Looking Back

There are parts of my life that I like to talk about, and other parts that I’d just as soon forget.

I almost never talk about the time I lived in Portland OR. Eventually, it seems, I come to terms with these periods of my life. I used to say “My life began when I moved to Africa.” Well, that wasn’t true, and I came to embrace, and even long for my early childhood in Michigan.

Yesterday, I looked up Phantom Ranch Bible Camp, where I spent three summers near Mukwonago, WI.

That place holds so many memories for me. Memories that have been locked away.

It all seems so long ago, and I don’t relate to the person I remember being then.

Perhaps one of those places could have become home, as Grand Marais did, in spite of a rocky start.

Maybe an apple tree doesn’t think about when it was a seed or sapling, or the people that pruned it because it reached toward a fence or path.

I tend to write off the painful or difficult parts of my life, and the people I knew during those times. It’s sad.

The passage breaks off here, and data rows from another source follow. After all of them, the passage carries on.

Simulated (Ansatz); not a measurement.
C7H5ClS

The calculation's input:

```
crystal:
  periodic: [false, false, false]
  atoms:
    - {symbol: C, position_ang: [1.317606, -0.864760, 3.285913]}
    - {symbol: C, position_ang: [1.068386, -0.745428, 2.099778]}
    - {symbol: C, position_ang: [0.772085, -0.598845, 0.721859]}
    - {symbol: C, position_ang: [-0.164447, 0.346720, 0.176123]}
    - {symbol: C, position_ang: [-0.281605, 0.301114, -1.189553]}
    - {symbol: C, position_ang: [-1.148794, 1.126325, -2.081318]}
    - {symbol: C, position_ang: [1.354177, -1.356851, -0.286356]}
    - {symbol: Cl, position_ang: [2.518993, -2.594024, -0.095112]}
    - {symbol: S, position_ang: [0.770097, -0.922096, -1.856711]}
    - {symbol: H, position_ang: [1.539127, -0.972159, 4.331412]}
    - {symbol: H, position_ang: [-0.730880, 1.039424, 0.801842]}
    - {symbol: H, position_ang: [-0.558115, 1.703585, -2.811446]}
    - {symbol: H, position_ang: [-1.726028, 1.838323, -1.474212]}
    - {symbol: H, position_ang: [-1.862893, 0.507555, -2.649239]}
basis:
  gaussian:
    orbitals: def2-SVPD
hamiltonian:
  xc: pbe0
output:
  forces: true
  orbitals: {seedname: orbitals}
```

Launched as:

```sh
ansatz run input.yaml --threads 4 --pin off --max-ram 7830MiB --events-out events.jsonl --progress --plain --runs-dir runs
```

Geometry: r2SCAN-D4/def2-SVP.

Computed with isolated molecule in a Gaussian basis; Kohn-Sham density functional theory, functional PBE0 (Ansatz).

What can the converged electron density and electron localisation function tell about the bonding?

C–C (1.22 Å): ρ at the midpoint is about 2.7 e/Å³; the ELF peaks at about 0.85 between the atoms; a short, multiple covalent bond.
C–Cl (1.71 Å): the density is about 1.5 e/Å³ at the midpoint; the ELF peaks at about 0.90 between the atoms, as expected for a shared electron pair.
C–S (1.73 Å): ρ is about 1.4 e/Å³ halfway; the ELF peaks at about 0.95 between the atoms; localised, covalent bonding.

I think maybe there is still a gift in moving the furniture and wiping away the cobwebs that cover the door.

I keep reading about looking forward rather than looking back. I think there is value in both. We have this unique perspective… the seemingly fleeting moment of now, yet we are continually here (or there). Every moment sits in the future until we step into it, or until it rolls by us, however you choose to view it. Then just as suddenly, it passes into history. We saw that sight, heard that sound, and automatically incorporated it into ourselves. A group of those moments form an experience. A group of experiences form a day. Eventually, a group of days form a lifetime.

I like looking back. I think of people I’ve known. I think of people I’ve loved and people I’ve feared.

I think of my lineage. I also think about the future, my legacy.

A lot of people say we should just live in the now, neither regretting the past nor dreading the future.

What about celebrating the past and looking forward to the future?

The past gives us context. The future gives us motivation, if not hope.